Climate change is predicted to have a marked impact on biodiversity, and changes in the distributions of numerous species have already been correlated with ongoing climate change. Climatic oscillations, however, were also the rule during the Pleistocene. A look to the past may therefore shed light on the impact of future climate change. In this thesis, I relate past climatic changes and their impact on biodiversity to future climate change.
I first revisit the role of refugia as areas where African birds and mammals survived adverse climatic conditions. I use bioclimate envelope models to reconstruct climatically suitable ranges of the two taxa during the Last Glacial Maximum, and find that these congregated in the same areas, lending support to the refugia hypothesis. I then focus on one taxonomic group of birds, the African starlings, and explore surrogates for their dispersal ability in relation to range size and range filling.
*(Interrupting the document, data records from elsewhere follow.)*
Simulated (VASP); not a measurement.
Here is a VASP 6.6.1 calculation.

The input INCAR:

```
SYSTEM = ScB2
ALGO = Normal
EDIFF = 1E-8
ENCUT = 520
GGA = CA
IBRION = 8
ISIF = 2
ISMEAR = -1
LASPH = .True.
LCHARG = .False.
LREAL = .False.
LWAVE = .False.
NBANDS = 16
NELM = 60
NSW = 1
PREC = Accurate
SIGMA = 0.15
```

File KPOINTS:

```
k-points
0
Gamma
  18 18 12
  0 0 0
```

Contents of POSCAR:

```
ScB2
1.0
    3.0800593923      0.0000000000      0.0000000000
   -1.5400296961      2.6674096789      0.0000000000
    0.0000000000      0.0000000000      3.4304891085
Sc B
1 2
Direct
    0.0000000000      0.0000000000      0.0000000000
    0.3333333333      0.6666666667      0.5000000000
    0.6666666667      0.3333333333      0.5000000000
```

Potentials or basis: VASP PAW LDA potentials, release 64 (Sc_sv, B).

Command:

Next, I take a critical view of the tools I use and the assumptions behind them. Bioclimate envelope models are the most widely used tool to forecast the impact of climate change on species distributions, and species that are predicted to have reduced or no climatically suitable range in the future are considered at risk. However, by hindcasting bioclimate envelope models, I find that that several extant species are modelled to have no climatically suitable range in the Last Glacial Maximum, even though we know they existed in that period and persisted until today. This cautions against interpreting uncritical forecasts of reduction in bioclimate envelopes as strong evidence for species extinction due to future climate change. Finally, I discuss how our perception of species’ abilities to cope with future climate change is altered by novel geophysical findings of abrupt climatic changes in the past. Climatic changes in the Pleistocene have generally been regarded as gradual, and therefore not detrimental for biodiversity, while the current rapid climate change is assumed to pose a marked threat. The new studies support the view that abrupt climatic changes were more common in the past, yet species have nevertheless managed to persist. Although this may imply that current climate change may not impose a big threat to biodiversity, habitat fragmentation doubtless alters this view.